Overshadowed by Hamilton, Jefferson, but no less important
As more of his papers have become available in the early 21st century, John Jay’s admirers have been arguing that the underrated founder deserves a closer look.

KATONAH, N.Y. – The inner circle of founders has been set for as long as anyone can remember – Washington, Jefferson, Adams, Franklin, Hamilton and Madison.

Almost never mentioned is John Jay.

“Most people know something about him. ... But very few know the full breadth of his accomplishments. Most are very surprised by what they learn,” says Heather Iannucci, director of the John Jay Homestead in this Hudson River town, where the July Fourth celebration will include a reading of the Declaration of Independence, music and tours of the stately, shingled house where the country’s first chief justice lived his final years.

As more of his papers have become available in the past decade, Jay’s admirers, ranging from specialists to such popular historians as Joseph Ellis and Walter Isaacson, have been arguing that a founder they believe underrated deserves a closer look – for achievements that extend to virtually every branch of government, on the state, federal and international level.

Jay was one of three contributors to the Federalist Papers, which helped define American government. He was president of the wartime Continental Congress, then served as secretary of foreign affairs, precursor to secretary of state, after the Revolutionary War ended. He was an essential diplomat whose peace negotiations with England, leading to the Treaty of Paris, vastly expanded U.S. territory.

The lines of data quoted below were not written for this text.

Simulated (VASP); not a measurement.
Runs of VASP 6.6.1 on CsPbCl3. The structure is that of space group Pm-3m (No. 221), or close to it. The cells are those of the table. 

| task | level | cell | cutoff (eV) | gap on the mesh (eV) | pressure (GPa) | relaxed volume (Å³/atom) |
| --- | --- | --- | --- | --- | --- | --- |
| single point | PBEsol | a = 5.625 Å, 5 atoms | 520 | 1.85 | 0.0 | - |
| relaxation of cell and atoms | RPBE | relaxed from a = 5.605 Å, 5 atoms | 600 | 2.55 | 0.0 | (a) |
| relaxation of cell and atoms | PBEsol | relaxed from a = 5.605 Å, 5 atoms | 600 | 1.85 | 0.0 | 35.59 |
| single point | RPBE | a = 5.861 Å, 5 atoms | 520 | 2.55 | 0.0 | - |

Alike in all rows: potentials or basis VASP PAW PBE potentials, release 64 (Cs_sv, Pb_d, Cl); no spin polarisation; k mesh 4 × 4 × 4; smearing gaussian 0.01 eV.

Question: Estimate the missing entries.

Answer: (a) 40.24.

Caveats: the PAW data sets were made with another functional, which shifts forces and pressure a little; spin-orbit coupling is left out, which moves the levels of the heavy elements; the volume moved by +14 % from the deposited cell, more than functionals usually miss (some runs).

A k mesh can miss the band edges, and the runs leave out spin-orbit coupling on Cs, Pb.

For his accomplishments heading a network of informants during the revolution, actions that helped inspire James Fenimore Cooper’s novel The Spy, the CIA’s website calls Jay “the first national-level American counterintelligence chief.” He also helped write the New York Constitution, was a founder of the New York Manumission Society and as governor signed legislation that phased out slavery in the state. (Jay himself owned slaves.)

The founders bickered among themselves, but they agreed on the virtues of Jay. Noting his centrality in the talks with England, John Adams praised him as “of more importance than any of the rest of us.” Alexander Hamilton turned to Jay first when conceiving the Federalist Papers, and George Washington thought so much of him that when he was forming his original Cabinet, he offered the first position – any position – to Jay, who chose the Supreme Court.

“He’s been hiding in plain sight for all this time,” says Ellis, the historian who features Jay in his best-seller, The Quartet. “We can argue about who can be on top of the list of most important founders until the cows come home, but it’s clear he should be part of the list.”

Jay was a leading nationalist, eager to unify the former colonies, but he has become a regional hero. The John Jay College of Criminal Justice is based in Manhattan. Some students at his alma mater, Columbia University (then King’s College), live in John Jay Hall, and various prizes are handed out by Columbia at the annual John Jay Awards dinner. Some visitors to the homestead arrive from the nearby John Jay High School.

But recognition doesn’t approach that of Washington and other peers. Few Jay biographies have been published, and none close to the prominence of Ron Chernow’s Hamilton and Washington books or David McCullough’s John Adams. The Library of America has issued editions of the writings of several founders but has no plans for a dedicated book on Jay. In 2005, Walter Stahr’s John Jay: Founding Father received praise from Chernow and Isaacson among others, but he struggled to find a publisher and ended up with the London-based Hambledon Continuum.

Ellis acknowledged his own slighting of Jay. In his Founding Brothers, a million-seller published in 2000, Ellis does not include Jay among the eight “most prominent political leaders in the early republic.” Jay supporters believe his relative anonymity is mostly a story of paperwork and personality.

Jay lived quietly and died quietly, not on a battlefield or in a duel with Aaron Burr, but in his library, at age 83. He was not a humorist like Franklin, or intemperate like Hamilton, but dependable and unusually honorable.

Historian Gordon Wood pointed out that when Jay was New York’s governor, he refused to endorse Hamilton’s scheme in 1800 to manipulate the state’s electoral laws during a close presidential campaign and deny the White House to Jefferson, their political rival. That was Jay’s “finest moment,” Wood told The Associated Press in an email.

A merchant’s son, John Jay was born in New York in 1745 and grew up comfortably on an estate in Rye, about 25 miles north of the city. He had planned a career in law and, like Franklin, was a moderate in the early years of the revolution, believing that differences with the British could be negotiated. The British use of military power to enforce order changed his mind.